Outgoing Philippine president Rodrigo Duterte has sharply criticised Russian president Vladimir Putin for the killings of innocent civilians in Ukraine.

“I kill criminals, I don’t kill children and the elderly,” Duterte said after acknowledging the leaders have been tagged as killers.

Duterte, who openly calls Putin an idol and a friend, voiced his rebuke for the first time over Russia’s invasion of Ukraine in remarks aired Tuesday and reported by the Associated Press.

While stressing he was not condemning the Russian president, Duterte disagreed with Putin’s labelling of the invasion as a “special military operation,” and said it was really a full-scale war waged against “a sovereign nation.”

“Many say that Putin and I are both killers. I’ve long told you Filipinos that I really kill. But I kill criminals, I don’t kill children and the elderly,” Duterte said in a televised weekly meeting with key Cabinet officials. “We’re in two different worlds.”

Moscow to deepen ties with China, Lavrov says

Russia’s foreign minister has said Moscow will focus on developing relations with China, though would consider offers from the west to re-establish ties.

Sergei Lavrov, in a question and answer session at an event in Moscow, said western countries had espoused “russophobia” since Russia launched its invasion of Ukraine.

Russia was working to replace goods imported from western countries, he said, and in future, would depend only on “reliable” countries not beholden to the west.

If they [the west] want to offer something in terms of resuming relations, then we will seriously consider whether we will need it or not,” Lavrov said, according to a transcript on the foreign ministry’s website.

Lavrov set down grievances with western countries that he said were determined to change the rules of international relations to Russia’s detriment.

We must cease being dependent in any way on supplies of absolutely everything from the west for ensuring the development of critically important sectors for security, the economy or our homeland’s social sphere.”

China’s Foreign Minister Wang Yi, pictured left, and Russia’s Foreign Minister Sergei Lavrov are seen during a meeting in Rio de Janeiro, Brazil, in 2019.
China’s Foreign Minister Wang Yi, pictured left, and Russia’s Foreign Minister Sergei Lavrov are seen during a meeting in Rio de Janeiro, Brazil, in 2019. Photograph: Ricardo Moraes/Reuters

Lavrov said Moscow’s goal now is to further develop ties with China.

Now that the west has taken a ‘dictator’s position’, our economic ties with China will grow even faster.

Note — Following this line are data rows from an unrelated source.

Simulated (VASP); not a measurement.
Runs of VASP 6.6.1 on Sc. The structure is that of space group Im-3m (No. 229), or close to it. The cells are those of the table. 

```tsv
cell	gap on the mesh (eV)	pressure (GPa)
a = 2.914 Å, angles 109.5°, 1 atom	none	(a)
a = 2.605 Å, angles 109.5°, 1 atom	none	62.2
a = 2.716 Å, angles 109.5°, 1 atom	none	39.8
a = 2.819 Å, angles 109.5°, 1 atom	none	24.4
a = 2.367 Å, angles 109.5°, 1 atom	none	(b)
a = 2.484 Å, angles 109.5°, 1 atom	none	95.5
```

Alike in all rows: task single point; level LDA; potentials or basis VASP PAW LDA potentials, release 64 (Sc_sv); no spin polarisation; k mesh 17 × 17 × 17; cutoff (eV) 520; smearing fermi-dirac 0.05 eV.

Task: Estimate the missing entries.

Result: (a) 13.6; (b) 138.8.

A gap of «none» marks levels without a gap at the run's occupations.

In addition to direct revenue for the state budget, this is a chance to develop (Russia’s) far east and eastern Siberia.”

China, he said, had information and communications technologies “that are in no way inferior to the west. A great deal here will ensure mutual benefits.”

Lavrov said Russia would count on “only ourselves and on countries which have proved themselves reliable and do not ‘dance to some other piper’s music’. If western countries change their minds and propose some form of cooperation, we can then decide.”

Speaking to Russia’s RIA Novosti news agency, Lavrov added:

Now the centre of world development has shifted to Eurasia. At the moment, we have the most extensive network of partnerships in the Eurasian region. We must rely on them in the further development of our country, its transport, transit, and logistics capabilities. I am convinced that this is the right way.”

“Our western partners have proved, and not for the first time, that they are incapable of negotiating,” he added.

Updated

Summary and welcome

Hello and welcome back to the Guardian’s live coverage of the war in Ukraine.

I’m Samantha Lock and I will be bringing you all the latest developments for the next short while before my colleague martin Belam in London take the reins a little later in the day.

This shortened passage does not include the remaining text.